Bandstand makes its move

Strike up the bandstand, they said. Thursday evening, it was struck. After several false starts, a town gazebo rolled down Madison Avenue from the BPA Playhouse to its new home on Winslow Green. After a coat of paint, the bandstand will be ready for music performances and other community events. “It’s going to look good when it’s fixed up,” said Bill McKnight, a Winslow Green merchant and board member of the Bainbridge Island Downtown Association which helped coordinate the project.

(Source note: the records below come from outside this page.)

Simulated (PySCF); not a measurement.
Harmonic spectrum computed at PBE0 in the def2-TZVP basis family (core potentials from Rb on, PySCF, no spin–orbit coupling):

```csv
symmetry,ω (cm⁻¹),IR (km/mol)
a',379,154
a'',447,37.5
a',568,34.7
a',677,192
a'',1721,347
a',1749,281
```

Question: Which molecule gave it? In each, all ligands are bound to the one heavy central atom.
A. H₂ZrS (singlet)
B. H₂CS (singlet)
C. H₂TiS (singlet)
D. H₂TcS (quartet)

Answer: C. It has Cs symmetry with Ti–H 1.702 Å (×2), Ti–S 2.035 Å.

Strike up the bandstand, they said.

Thursday evening, it was struck.

After several false starts, a town gazebo rolled down Madison Avenue from the BPA Playhouse to its new home on Winslow Green. After a coat of paint, the bandstand will be ready for music performances and other community events.

“It’s going to look good when it’s fixed up,” said Bill McKnight, a Winslow Green merchant and board member of the Bainbridge Island Downtown Association which helped coordinate the project.

The move completes a years-long odyssey for the gazebo, which originally sat at the corner of Madison and Wyatt, but was donated for public use elsewhere in the mid-1990s. It most recently sat behind the Playhouse, where it was used as a storage shed.

Earlier this year, at the urging of board member Paulette Jacobson, members of the Winslow Green owners association voted by a 3-1 margin to accept the bandstand on their property. A concrete pad was poured at the east end of the green, and the move was done free of charge by Bainbridge-based Skyler Construction.

“It’s a wonderful community gathering place, even though (the green) is ‘private property,’” Jacobson said. “People are here anyway, so why not make it more people-friendly?”